You know you need to convert to all digital assets for your office, but the thought of scanning all of those paper files, one page at a time, has you a bit discouraged. Sure, it would be nice to have a digital copy of every document you have, but would you have to shut down the office for a week in order to take time to scan all of those files and then tag them?
Fortunately, some document management software uses a tool called optical character recognition (OCR) to help automate the task of organizing the files.
When you’re scanning a document, you’re basically sending a photo of the document to the computer. A photo of a page might be fine for reading, but it’s certainly not helpful if you want the text to be searchable. Optical character recognition software bridges this gap. OCR looks at the scanned image and converts it to editable text. If you have a lot of documents to scan, OCR is indispensable. You can digitize everything from books to old student papers.
Depending upon what you want to do with the converted text, you may save it as a word processing file for editing or as a PDF for reading. Printed tables can be converted to spreadsheets so their data can be easily accessed and added to a large database. Some OCR software can even convert printed documents to HTML, making them viewable on the web.
The text created by OCR is editable, which might be the end goal for many users who want to take a lengthy text and put it somewhere on the web or in a digital document without having to retype the entire thing. But this use is just the beginning of all of the possibilities for OCR. By automating where the software places the document once it “reads” it, you can effectively auto-archive reams of paper by just feeding them into the scanner.
Let’s say you’re a law firm and you have boxes of files for many different cases. When you digitize all of the files, you can teach the software to organize by a unique tag, like case number. This means that you can set all of the tags for a certain case number (defendant, charges, outcome, court, etc.) and have the software assign them to a file every time it reads that case number.
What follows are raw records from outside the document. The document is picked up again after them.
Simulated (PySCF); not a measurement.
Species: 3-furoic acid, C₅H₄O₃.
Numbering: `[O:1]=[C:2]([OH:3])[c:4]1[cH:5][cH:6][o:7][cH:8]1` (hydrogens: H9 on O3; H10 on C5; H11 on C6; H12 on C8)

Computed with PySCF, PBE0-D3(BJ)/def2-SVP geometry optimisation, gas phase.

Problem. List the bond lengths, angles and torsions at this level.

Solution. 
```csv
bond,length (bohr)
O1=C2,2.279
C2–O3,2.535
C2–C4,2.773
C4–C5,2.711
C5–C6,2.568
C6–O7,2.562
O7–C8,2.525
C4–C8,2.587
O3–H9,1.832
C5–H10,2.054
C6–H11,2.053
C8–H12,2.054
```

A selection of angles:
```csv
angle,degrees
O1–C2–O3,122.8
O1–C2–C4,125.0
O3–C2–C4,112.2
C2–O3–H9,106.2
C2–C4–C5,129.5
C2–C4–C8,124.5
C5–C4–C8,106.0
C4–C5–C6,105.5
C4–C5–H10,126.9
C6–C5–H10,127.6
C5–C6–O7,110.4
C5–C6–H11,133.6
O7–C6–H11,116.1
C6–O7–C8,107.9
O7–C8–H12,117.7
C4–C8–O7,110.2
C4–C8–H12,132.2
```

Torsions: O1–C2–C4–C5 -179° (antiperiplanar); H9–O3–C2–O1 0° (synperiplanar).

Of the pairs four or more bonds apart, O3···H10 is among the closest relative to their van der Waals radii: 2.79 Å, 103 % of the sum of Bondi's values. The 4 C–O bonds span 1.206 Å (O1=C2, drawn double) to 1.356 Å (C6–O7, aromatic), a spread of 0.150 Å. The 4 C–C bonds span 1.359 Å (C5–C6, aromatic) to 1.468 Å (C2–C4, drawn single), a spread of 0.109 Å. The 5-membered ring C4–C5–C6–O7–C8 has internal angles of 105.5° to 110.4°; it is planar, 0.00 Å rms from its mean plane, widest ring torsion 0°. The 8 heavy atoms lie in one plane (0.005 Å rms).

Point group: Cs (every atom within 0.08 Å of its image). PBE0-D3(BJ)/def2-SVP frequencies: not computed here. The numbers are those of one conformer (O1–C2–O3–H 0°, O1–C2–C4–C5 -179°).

This way, if you want to compile a list of all of the times you successfully defended a client for jaywalking, all of the metadata will be in place.
If you’re considering optical character recognition software, ignore all of the bells and whistles on the interface and just be sure that you choose one with the most accurate recognition out there. If you’re just scanning a 10-page report, you can afford a few errors that you can proofread and fix—it’s still better than retyping it. But if you’re scanning thousands of pages, you can’t afford an OCR program that’s inaccurate.